Display all locations that contain "air_temperature" on a map

rsignell-usgs commented 6 years ago

From this ERDDAP endpoint: http://erddap.sensors.ioos.us/erddap/index.html

Return the minimum lon,lat for all datasets using the ERDDAP allDatasets API: http://erddap.sensors.ioos.us/erddap/tabledap/allDatasets.json?datasetID%2CminLongitude%2CminLatitude returning a master lon/lat station list.
Find all the datasets with cdm_data_type=timeseries data that contain a variable with standard_name=air_temperature and that has data within the last 7 days. Return the Dataset ID for datasets that match these criteria using the advanced search API:

http://erddap.sensors.ioos.us/erddap/search/advanced.json?page=1&itemsPerPage=1000&searchFor=&protocol=tabledap&cdm_data_type=timeseries&institution=(ANY)&ioos_category=(ANY)&keywords=(ANY)&long_name=(ANY)&standard_name=air_temperature&variableName=(ANY)&maxLat=90&minLon=-180&maxLon=-45&minLat=10&minTime=now-7days&maxTime=now

Use the returned Dataset ID list to extract the lat/lon from the master lat/lon station list.
Display these points on a map (using Leaflet, OpenLayers3 or equivalent).

rsignell-usgs commented 6 years ago

@BobSimons, is this the most efficient approach to finding the lon/lat of all timeseries datasets that have a specific standard_name?

BobSimons commented 6 years ago

By specifying "protocol=tabledap", you are limiting the response and not getting data "for all datasets". E.g., you won't get gridded/model data.
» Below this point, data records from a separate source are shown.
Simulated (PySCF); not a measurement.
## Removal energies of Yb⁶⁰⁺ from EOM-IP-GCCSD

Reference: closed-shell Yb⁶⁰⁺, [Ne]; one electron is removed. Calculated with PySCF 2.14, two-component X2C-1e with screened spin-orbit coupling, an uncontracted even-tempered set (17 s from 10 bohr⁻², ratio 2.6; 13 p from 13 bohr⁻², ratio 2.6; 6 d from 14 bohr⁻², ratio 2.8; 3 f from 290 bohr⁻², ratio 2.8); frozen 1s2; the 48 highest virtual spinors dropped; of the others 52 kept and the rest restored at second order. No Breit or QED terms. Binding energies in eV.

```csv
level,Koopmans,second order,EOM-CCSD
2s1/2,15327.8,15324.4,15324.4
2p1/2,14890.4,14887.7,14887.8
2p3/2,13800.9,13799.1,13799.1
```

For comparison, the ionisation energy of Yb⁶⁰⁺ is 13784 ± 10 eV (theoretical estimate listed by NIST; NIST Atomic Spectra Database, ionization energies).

By specifying "cdm_data_type=timeseries", you are limiting the response and not getting data "for all datasets". E.g., you won't get trajectories (e.g., data from ships/cruises).

By specifying those Lon limits, you are limiting the response and not getting data "for all datasets". Beyond the obvious limit (maxLon=-45), some datasets may have lon in the range of 0 - 360.

By specifying itemsPerPage=1000, you are limiting the response. That is the default, but you can and should change it to more that the number of datasets on that ERDDAP (36000?!), e.g., 50000.

Some datasets (notably data from relational databases) don't necessarily have known min and max time values. So the time constraints may limit the response.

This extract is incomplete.